UI/UX

What is UI/UX?

Are you curious about UX design and keen to learn more? Perhaps you’re a designer in the making or a seasoned expert looking for cutting-edge content and solid career advice?

Chances are you’ve come across the terms UI, UX or the combined UI/UX. Depending on where you first experienced UI/UX, these may have been used interchangeably, mixed-up, or used incorrectly. Let’s set it all straight.

What is UI?

UI stands for User Interface and simply stated, is the delivery system for a product to your customer or audience. This can take on many forms, from consumer packaged goods (CPG) packaging and advertising to websites and applications. If you have a product that needs to be delivered to your audience through retail, the first UI question is whether you will deliver your product through a traditional retail location or a digital, internet-based store. If you go the digital route, will you sell your product on the internet or through a custom built app? If you sell on the internet, will you sell through an established retailer like Amazon or Etsy, or will you create your own webstore? These questions determine how you will interact with your target audience.

What is Ux?

UX stands for User Experience. User Experience is not one specific thing, but the combined interactions between the audience and your product. These interactions can begin long before the audience actually consumes your product.

The UX of the webstore starts early, usually long before they ever use your product. First, how did they find your webstore? Was it a friendly recommendation, advertising, or an organic Google search? What content does your Google search result display? Are you ranking high among the results? Are you running Adwords to list at the top of the searches? What are they searching for when they find you? All of these factors affect your customer’s user experience before they even visit your site.
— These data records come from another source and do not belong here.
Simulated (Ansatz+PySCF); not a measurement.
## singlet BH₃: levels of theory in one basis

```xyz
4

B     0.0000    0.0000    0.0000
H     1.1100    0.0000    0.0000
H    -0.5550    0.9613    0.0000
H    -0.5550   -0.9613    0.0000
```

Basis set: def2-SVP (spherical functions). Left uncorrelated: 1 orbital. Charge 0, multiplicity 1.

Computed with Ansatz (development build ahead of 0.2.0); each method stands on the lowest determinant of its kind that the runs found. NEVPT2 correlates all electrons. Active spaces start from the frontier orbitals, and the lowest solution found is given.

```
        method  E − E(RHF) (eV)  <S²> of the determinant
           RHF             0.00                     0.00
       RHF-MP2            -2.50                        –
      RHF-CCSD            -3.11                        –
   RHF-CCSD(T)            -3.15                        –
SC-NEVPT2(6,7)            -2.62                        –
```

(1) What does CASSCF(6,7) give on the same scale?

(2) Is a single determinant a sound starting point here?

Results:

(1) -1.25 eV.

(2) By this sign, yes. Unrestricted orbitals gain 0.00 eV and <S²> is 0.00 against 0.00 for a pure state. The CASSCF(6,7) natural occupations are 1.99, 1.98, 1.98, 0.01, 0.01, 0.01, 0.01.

Great UX takes UI into consideration every time because a bad delivery system will ruin the interaction. Website design is one of the best illustrations of this, particularly ones heavily loaded with rich, beautiful graphics. It looks amazing on your plugged in 100+ Mbps, desktop computer, but over half of internet users are now browsing on mobile devices. If UI was not considered in the design of a website that is using high-resolution, large file-size graphics, these users will become frustrated with the inability to render the site, and leave after 3 seconds.

However, good and effective UI is not dependent on UX. In fact, we see and even use these items every day, that deliver a fully functioning product without considering UX. A perfect example comes from the accredited father of User Experience, Don Norman and his famous Norman Door. (Go ahead and Google Norman Doors for a good laugh, I’ll wait.) These are doors that aren’t self-evident whether they swing in or out and require instructions on the door. The instructions are simply push or pull, but the point is that a door has a very limited function, open and close. This should be easy to convey how to use but is often not the case. We all have walked into a pull-style door, or tried to push open an out-swing door, usually with hard to read signage conveying their intent. The UI — to allow and passage in or out — still works fine when operated properly. The UX, however, feels like a door in your face.

On the surface, user experience and user interface seem similar because of the strong correlation and overlap between the two. A great product cannot exist without both aspects considered carefully, though. How is your product being delivered? Is it being experienced the way it deserves? Without proper knowledge and a fusion of both UI and UX, it’ll be harder to facilitate better communication, problem-solving, design and ultimately, user experience.